The Tibetan spelling is A ro gLing ma.
Read more about: Aro Lingma
Atiyoga
Synonymous with Dzogchen. The term ‘Atiyoga’ is used when classifying yanas in terms of the nine-yana Nyingma system. In that system, Atiyoga is regarded as the third of the inner Tantras. Dzogchen is the term used within the Dzogchen’s own three-yana categorisation.
bardo
Literally, ‘in-between state’. Most often used to refer to the state between death and rebirth. However, every moment of experience is the bardo between what has gone before and what will come next. Such in-between moments are classified in various ways according to the nature of one’s awareness of them.

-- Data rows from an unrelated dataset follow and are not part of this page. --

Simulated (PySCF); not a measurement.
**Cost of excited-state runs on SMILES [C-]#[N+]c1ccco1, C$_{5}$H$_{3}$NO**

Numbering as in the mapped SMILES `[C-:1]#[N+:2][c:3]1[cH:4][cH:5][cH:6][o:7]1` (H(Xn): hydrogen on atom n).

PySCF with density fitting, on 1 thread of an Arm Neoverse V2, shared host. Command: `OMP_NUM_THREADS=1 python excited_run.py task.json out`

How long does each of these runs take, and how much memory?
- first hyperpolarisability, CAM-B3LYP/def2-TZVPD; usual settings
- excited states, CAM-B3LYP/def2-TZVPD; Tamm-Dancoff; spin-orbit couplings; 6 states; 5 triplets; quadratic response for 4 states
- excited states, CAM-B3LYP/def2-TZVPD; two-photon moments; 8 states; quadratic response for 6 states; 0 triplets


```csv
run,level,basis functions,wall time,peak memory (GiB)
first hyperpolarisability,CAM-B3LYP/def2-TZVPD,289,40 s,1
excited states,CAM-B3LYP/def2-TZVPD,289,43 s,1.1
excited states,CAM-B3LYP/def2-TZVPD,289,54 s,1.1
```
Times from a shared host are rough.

The Tibetan spelling is bar do.
base
The base of a yana is its starting point: the condition you must be in to begin following its path. If you are not at the base of a yana, you can practice a ngöndro to take you there.
Read more about: base
bodhicitta
The Sanskrit term for chang chub sem.
chang chub sem
Active compassion. Also enlightened mind, or primordial awareness.
The Tibetan spelling is byang chub sems.
The equivalent Sanskrit term is bodhicitta.
chö
Most fundamentally, ‘chö’ means ‘as it is’. The word is used in many ways. It means, among other things: Buddhism, phenomenon and truth.
The Tibetan spelling is chos.
The equivalent Sanskrit term is Dharma.
chöd
A system of meditation practices that transform or self-liberate the energies of fear and loss. Also spelled gÇod.
The Tibetan spelling is gCod.
Read more about: chöd
Chögyam Trungpa Rinpoche
Chögyam Trungpa Rinpoche (1939-1987) was the Lama most responsible for bringing Vajrayana Buddhism to the West. He had an unparalleled ability to communicate the most profound Tibetan Buddhist teachings in terms understandable to English speakers without compromising their meaning. His books are classics and many appear in the Aro recommended reading list.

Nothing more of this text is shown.